The future started 40 years ago
- 03 November 2009
By Molly Webb, Head of Smart Technologies, The Climate Group.
Last week seemed like most other weeks, but it was the 40th anniversary of something that changed all of our lives. October 29th marked the day when 40 years ago, the first ARPANET message was sent, and voila!, the birth of the internet. Programmers talked by phone, coordinating their house-size machines, to send the letters l...o.... and failed to write the word 'login' before they crashed.
40 years later, we're each logging in hundreds of times a day. A great NPR story interviews these founding fathers as they wonder why they didn't think of something a little more historic to say.
Login - the most prosaic word to describe the last 40 years of the internet. You and me, logging in to read (web 1.0) or create (web 2.0) content.
What will the next 40 years bring?
On November 16th, you'll be able to create domains in Chinese characters, or German or anything you want. This is a huge step forward for accessibility and creativity. But that is an expansion of where we are today, and I think we have something more surprising to look forward to.
The internet is already the past (static brochure-like homepages), the present (twitter) and future all at once. The future is here today, only in pockets. It looks different not only because of the nature of the data being created, but because of who (or what) is communicating. There are currently 4 billion people connected to each other through the internet and mobile phones. There will be 8 billion in 2020. But there will be 50 billion machine connections, if predictions are correct, and we will be living in an internet of 'things'. Will they constantly tweet their presence? Will they predict what we should eat for breakfast? Will they learn from our behaviour and their own?

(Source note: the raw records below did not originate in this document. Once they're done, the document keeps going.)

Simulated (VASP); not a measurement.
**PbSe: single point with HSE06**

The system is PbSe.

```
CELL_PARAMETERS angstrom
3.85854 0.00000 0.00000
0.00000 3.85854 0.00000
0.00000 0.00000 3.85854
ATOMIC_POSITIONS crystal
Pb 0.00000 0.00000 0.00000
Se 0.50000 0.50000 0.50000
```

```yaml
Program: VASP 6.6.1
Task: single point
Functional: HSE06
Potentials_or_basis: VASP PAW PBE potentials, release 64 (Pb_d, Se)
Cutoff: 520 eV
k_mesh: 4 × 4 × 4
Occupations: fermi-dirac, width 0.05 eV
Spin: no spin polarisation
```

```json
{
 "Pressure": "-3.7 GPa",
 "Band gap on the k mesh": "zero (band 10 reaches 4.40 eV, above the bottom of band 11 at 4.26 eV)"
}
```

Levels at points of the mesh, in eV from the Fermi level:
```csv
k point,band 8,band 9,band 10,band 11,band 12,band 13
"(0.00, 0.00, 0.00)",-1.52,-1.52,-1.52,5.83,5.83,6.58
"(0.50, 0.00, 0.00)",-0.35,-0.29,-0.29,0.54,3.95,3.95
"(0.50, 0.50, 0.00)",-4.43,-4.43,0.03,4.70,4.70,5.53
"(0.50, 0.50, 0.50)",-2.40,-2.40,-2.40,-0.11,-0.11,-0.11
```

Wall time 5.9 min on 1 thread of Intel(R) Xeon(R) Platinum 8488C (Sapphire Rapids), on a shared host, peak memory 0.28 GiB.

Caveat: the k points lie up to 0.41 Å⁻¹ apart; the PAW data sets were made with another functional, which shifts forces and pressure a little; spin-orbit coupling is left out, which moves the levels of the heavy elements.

As with any set of technologies, it can be used for just about anything we can imagine. But what it clearly will do is create transparency not only about what our best friends and distant bloggers are thinking, but about the long term impact of today's actions. We will create data about our actions, not just words and information. Imagine a house that learns from your energy use and then begins to help you save energy based on that knowledge, automatically turning off your boiler, or showing you today what your actions will mean tomorrow (ie: how much money you'll be spending on energy over 10 years). Imagine what we could do with this kind of feedback. (Taste the future from AlertMe and Google).
We'll have come a long way from 'login' to the world of instant feedback. How will we use this in the next 20 years, in 40 years? Climate change in particular is one problem that results from this lack of feedback.
Our next 'login' message just might be our actions -- speaking louder than words.